This Diary is all about my personal practice of the Ashtanga Yoga. Practice, practice, practice and it all comes. I want to know what comes after, the only way to discover it, is by having a regular practice.
As of April 10th, 2016 I have decided to dedicate my asana practice to the Primary Series of the Ashtanga. Here are my insights, my up and down, my best and worst. - Namaste -
Breathing in certain part of the body is very helpful - Mysore Practice
Starts: 8.45 AM
Ends: 10.10 AM
8 Sun Salutation A for 10 Sun Salutation B.
General Feeling: AWESOME PRACTICE!!!
Yesterday could not go, I had to skip it because of the flu, it was very bad, could not breath at all. I slept a lot and went to bed by 8.30 PM. As a result this morning was awesome, still a bit of a flu but nothing to compare.
I deeply sweat, the shala was sticky, the winter is coming in Mysore which resulting in a lot of rain and humidity, therefore the floor in the shala was sticky, the windows were full of water inside and outside. As soon as I was on my mat after 3 Sun Salutation I was completely wet, even sweating on the front mat.
I have been helped for Uttitha Hasta Padanghustasana, it was nice, I can now do a full split standing up, no pain, just a nice stretch.
Janu Shirshasana C was easier than before, rotation of the ankle without any problem.
Marychasana D has been adjusted, I am grabbing perfectly my hand and can hold the asana for longer breathe, still I can not manage how to do the twist without any help.... don't understand it.... but it will come.
Supta Kurmasana was my limit, can not grab the hands, can not cross the leg properly so directly backbend series and closing series.
It was a beautiful and awesome practice.
I still have the feeling of "wtf am I doing there", while I was waiting my turn to come in I was watching all of the beautiful awesome advanced practitioners and it brings me down... even thought when I was on my mat the energy in the shala is so high that it is bringing me up.
I shall not look and compare myself to others but inside of me, deep inside of me there is the child I was when I was looking for attention from my family and could not get it. Same feeling, not that I want the attention but more that I do not feel myself at my place surrounding by all of these Ashtangis.

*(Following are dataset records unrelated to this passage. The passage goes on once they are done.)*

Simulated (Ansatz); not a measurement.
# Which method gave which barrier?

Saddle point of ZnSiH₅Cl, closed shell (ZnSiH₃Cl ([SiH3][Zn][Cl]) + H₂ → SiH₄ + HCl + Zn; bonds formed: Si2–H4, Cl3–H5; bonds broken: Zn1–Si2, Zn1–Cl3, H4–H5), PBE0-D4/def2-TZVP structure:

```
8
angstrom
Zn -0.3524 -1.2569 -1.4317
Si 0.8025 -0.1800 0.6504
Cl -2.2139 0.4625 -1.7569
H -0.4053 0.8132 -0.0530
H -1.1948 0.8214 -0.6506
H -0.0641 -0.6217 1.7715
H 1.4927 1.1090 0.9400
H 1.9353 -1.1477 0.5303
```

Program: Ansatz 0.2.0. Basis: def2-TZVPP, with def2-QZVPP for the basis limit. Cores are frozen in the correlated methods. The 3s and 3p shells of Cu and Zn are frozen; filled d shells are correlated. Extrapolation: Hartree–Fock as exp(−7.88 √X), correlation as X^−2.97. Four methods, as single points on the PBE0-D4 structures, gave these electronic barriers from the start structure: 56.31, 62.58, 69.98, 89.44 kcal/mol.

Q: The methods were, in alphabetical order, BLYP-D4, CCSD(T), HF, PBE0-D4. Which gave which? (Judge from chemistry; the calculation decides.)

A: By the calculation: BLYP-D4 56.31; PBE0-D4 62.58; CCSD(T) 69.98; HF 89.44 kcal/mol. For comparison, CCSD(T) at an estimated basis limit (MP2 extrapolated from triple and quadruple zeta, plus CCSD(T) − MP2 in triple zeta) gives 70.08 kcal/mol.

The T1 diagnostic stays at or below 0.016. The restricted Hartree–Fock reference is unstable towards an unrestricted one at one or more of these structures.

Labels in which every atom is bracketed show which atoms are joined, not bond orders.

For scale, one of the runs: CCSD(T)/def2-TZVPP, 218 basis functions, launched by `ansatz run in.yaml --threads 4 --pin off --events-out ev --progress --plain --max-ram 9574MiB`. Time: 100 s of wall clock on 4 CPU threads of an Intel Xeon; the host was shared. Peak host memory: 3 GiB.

Practicing with Sharat is not an ego booster, practicing with Sharat is more about stepping back/down and learn about humility and how legitimate we are by teaching Yoga. Am I really eligible to teach it to anyone? I should not even ask the question to myself as it will dragging me down....
Better to stay on the feeling about my practice, it was a beautiful and enjoyable practice, can't wait for tomorrow morning!